In 1910 Paulhan was one of the first pilots to fly a seaplane, the Hydravion designed by Henri Fabre, and won a £10,000 prize for the most flights made in the year. He also turned his attention to aircraft design, producing the Paulhan biplane in association with Fabre, a large triplane which was flown at the 1911 French military aircraft trials competition, and the Aéro-Torpille in association with Victor Tatin.
In February 1912, he opened a seaplane flying school in Villefranche-sur-Mer before moving to Arcachon .
In the First World War, Paulhan was mobilised as a pilot with the rank of lieutenant on 15 September 1914, serving initially in northern France near to Amiens. He was transferred to the Serbian front in 1915, where he was not only the most experienced but also the oldest aviator. In Serbia, he commanded a squadron of 10 Maurice Farman aeroplanes. In flight he was sometimes accompanied by a machine gunner or, it seems, by a mechanic carrying out repairs in flight. The Serbian campaign was unsuccessful, but Paulhan is credited with the world's first "medevac" when he flew the seriously ill Milan Stefanik to safety. Decorated with the croix de guerre, he returned to France and flew no more missions, but returned to construction, notably of propellors, for the French military. After the war, he was made an Officer of the Légion d'honneur.

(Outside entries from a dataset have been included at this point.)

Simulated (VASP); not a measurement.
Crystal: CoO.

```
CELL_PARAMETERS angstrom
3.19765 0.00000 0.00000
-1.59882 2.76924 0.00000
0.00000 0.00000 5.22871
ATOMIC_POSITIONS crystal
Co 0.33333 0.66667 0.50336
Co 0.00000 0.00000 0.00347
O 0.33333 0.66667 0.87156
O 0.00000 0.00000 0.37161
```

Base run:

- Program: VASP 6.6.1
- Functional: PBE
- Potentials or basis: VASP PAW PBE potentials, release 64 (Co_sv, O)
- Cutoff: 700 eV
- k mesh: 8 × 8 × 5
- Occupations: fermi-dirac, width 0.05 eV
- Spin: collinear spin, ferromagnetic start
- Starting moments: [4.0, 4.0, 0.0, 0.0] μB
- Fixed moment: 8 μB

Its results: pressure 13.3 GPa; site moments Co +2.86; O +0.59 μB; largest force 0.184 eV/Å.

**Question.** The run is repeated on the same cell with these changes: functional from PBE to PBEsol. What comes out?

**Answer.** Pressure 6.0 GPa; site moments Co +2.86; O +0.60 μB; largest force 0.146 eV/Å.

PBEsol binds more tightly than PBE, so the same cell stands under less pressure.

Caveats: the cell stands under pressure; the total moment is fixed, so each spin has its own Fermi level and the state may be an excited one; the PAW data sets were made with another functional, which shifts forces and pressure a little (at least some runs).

On demobilisation, Paulhan became a seaplane builder, building machines under licence from Curtiss. He worked at aircraft construction with engineer Pillard at the Société Provençale de Constructions Aéronautiques, building in 1928 the first all-metal seaplane in France, the SPCA Paulhan-Pillard T3. He left the work the day when his only son, René, died on 10 May 1937, at the presentation of a Caudron C.690 fighter plane. He contributed to the manufacture of Dewoitine planes, but retired to Saint-Jean-de-Luz, which he rarely left before his death. In 1960, Paulhan was invited by Air France to be one of the passengers on its inaugural non-stop flight from Paris to Los Angeles.
In 1927, Paulhan was a co-founder of the company Société Continentale Parker in France together with Robert Deté, Enea Bossi and Pierre Prier. The purpose was to transfer surface treatment technologies for the growing aerospace industry to Europe. They started with a licence from Parker Rust-Proof of Detroit (Parkerizing or phosphating) and in a later step with the distribution rights of Udylite Corp for specialty chemicals in electroplating. The company's successor organizations, Chemetall GmbH and Coventya GmbH, later became the European market leaders in surface treatment.
Paulhan died on 10 February 1963 at Saint-Jean-de-Luz. He is buried in his home town of Pézenas where a monument has been erected in commemoration; a wall plaque in Rue Conti in Pézenas also recalls his achievements.